'Twas brillig, and the slithy toves
Did gyre and gimble in the wabe:
All mimsy were the borogoves,
And the mome raths outgrabe.
"Beware the Jabberwock, my son!
The jaws that bite, the claws that catch!
Beware the Jubjub bird, and shun
The frumious Bandersnatch!"
He took his vorpal sword in hand:
Long time the manxome foe he sought --
So rested he by the Tumtum tree,
And stood a while in thought.
And, as in uffish thought he stood,
The Jabberwock, with eyes of flame,
Came whiffling through the tulgey wood,
And burbled as it came!
One two! One two! And through and through
The vorpal blade went snicker-snack!
He left it dead, and with its head
He went galumphing back.
"And hast thou slain the Jabberwock?
Come to my arms, my beamish boy!
Oh frabjous day! Callooh! Callay!"
He chortled in his joy.
'Twas brillig, and the slithy toves
Did gyre and gimble in the wabe:
All mimsy were the borogoves,
And the mome raths outgrabe.
Background and Analysis of This Poem
Lewis Carroll's Jabberwocky appears in Through the Looking-Glass, and What Alice Found There, first published in 1871. In the story, Alice discovers the poem in a looking-glass book and can only read it properly when it is reflected in a mirror, a wonderfully fitting introduction to a poem that seems both familiar and bewildering. Britannica describes the Jabberwock as the ferocious monster of Carroll's nonsense poem, while the Poetry Foundation places Carroll among the great writers of literary nonsense. The poem is playful, but it is not random. Its oddness is carefully engineered.
The plot itself is surprisingly simple. A father warns his son about the Jabberwock, a dangerous creature with biting jaws and catching claws. The young hero takes up his sword, waits, confronts the monster, kills it, and returns home in triumph. In that sense, the poem resembles a miniature heroic quest or folk tale. It has warning, preparation, battle, victory and celebration. What makes it unforgettable is that this familiar structure is filled with invented words, strange beasts and sounds that seem to mean something before the reader quite knows what.

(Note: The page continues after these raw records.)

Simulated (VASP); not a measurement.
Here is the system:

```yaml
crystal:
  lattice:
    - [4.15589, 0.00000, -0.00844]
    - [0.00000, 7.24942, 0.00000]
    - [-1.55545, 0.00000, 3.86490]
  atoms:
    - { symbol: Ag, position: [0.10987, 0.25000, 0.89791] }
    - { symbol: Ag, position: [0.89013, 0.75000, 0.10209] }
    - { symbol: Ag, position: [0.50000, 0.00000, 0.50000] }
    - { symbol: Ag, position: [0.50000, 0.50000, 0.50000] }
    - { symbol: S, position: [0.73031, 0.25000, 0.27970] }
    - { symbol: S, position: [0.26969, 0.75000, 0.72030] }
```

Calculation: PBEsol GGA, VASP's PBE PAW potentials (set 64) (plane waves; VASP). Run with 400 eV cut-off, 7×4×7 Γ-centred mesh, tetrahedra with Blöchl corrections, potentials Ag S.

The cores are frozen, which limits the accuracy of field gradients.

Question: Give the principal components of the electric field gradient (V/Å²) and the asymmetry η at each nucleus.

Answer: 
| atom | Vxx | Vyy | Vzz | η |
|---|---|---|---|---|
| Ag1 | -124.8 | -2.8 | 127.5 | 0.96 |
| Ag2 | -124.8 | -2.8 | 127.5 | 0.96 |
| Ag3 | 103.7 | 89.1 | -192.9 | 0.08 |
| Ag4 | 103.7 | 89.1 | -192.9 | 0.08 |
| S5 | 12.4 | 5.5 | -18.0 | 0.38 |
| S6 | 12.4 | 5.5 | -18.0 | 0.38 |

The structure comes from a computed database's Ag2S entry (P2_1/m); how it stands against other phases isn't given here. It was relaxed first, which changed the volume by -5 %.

Carroll's genius lies in making nonsense feel readable. Words such as "brillig", "slithy", "toves", "frumious", "vorpal" and "galumphing" are not standard English, yet they sit inside ordinary grammar. We can usually tell which words are nouns, verbs, adjectives or adverbs because the sentence structure guides us. A creature can be "slithy"; something can "gyre" and "gimble"; a hero can come "galumphing" back. The poem therefore turns the reader into a delighted detective. We do not need dictionary certainty to feel movement, danger, mood and comic grandeur.
This is also why Jabberwocky has been so influential. It demonstrates how much meaning comes from rhythm, sound, syntax and expectation rather than from dictionary definition alone. The poem's invented vocabulary has even contributed words to English, including "chortle" and "galumph". Oxford English Dictionary discussions of language change often remind us that English is constantly absorbing, bending and inventing words, and Carroll's poem offers a particularly vivid example of that creative energy. Jabberwocky makes language feel elastic, mischievous and alive.
The poem also parodies heroic literature with great affection. The monster is fearsome, the sword is splendidly named, the father rejoices, and the victory is celebrated with a burst of ecstatic nonsense. Yet the whole adventure is slightly ridiculous. The Jabberwock is both terrifying and cartoonish; the hero is brave, but the language around him keeps wobbling into comedy. Carroll does not destroy the heroic quest. He tickles it. He shows that epic drama and children's play are not opposites, since both depend on imagination, danger, rhythm and the pleasure of make-believe.
For modern readers, Jabberwocky remains irresistible because it captures the joy of language before language becomes too well behaved. It reminds us that words can be felt as sound and motion before they are pinned down by definition. Children often understand this instinctively, but adults can rediscover it here. Carroll gives us a world where sense and nonsense are not enemies, but dance partners. The Jabberwock may be slain, but the poem's real triumph is linguistic: it proves that even when words seem impossible, imagination can still understand them.